Re: [RFC] mm: add new syscall pidfd_set_mempolicy()

From: Frank van der Linden
Date: Tue Oct 11 2022 - 13:22:42 EST


On Tue, Oct 11, 2022 at 8:00 AM Michal Hocko <mhocko@xxxxxxxx> wrote:
>
> On Mon 10-10-22 09:22:13, Frank van der Linden wrote:
> > For consistency with process_madvise(), I would suggest calling it
> > process_set_mempolicy.
>
> This operation has per-thread rather than per-process semantic so I do
> not think your proposed naming is better.
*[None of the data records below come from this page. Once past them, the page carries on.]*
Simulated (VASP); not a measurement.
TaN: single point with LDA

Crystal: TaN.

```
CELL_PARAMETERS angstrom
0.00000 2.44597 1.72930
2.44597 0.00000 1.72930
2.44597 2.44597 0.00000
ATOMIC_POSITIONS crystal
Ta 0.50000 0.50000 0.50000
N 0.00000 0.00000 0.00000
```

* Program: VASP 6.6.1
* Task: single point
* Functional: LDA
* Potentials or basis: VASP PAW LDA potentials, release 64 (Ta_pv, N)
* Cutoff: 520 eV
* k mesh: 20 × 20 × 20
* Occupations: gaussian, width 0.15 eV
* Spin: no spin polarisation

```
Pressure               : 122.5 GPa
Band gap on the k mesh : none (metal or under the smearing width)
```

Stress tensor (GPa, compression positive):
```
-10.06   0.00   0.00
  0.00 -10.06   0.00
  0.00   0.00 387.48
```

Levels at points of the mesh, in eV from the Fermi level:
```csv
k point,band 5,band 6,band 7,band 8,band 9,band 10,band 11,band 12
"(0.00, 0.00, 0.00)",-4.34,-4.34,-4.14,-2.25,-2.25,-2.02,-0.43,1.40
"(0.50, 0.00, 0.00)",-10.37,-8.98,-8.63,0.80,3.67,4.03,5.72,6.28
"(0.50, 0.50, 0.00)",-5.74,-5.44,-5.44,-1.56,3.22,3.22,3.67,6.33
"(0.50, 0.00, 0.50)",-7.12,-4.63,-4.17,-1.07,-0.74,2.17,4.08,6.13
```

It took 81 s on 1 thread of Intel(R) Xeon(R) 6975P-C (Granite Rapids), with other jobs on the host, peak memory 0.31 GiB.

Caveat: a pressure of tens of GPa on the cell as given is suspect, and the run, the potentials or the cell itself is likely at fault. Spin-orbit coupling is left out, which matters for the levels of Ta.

True. I suppose you could argue that it should have been
pidfd_madvise() then for consistency, but that ship has sailed.

>
> > Other than that, this makes sense. To complete
> > the set, perhaps a process_mbind() should be added as well. What do
> > you think?
>
> Is there any real usecase for this interface? How is the caller supposed
> to make per-range decisions without a very involved coordination with
> the target process?

The use case for a potential pidfd_mbind() is basically a combination
of what is described for in the process_madvise proposal (
https://lore.kernel.org/lkml/20200901000633.1920247-1-minchan@xxxxxxxxxx/
), and what this proposal describes: system management software acting
as an orchestrator that has a better overview of the system as a whole
(NUMA nodes, memory tiering), and has knowledge of the layout of the
processes involved.

pidfd_mbind() makes sense to me, since the notion of an external
agent with knowledge of the VM layout is already there with
process_madvise(). And since set_mempolicy and mbind are closely
related, it would seem logical to add an mbind variant as well as
pidfd_set_mempolicy().

Having said that, I'm fine with leaving that discussion for another time.

- Frank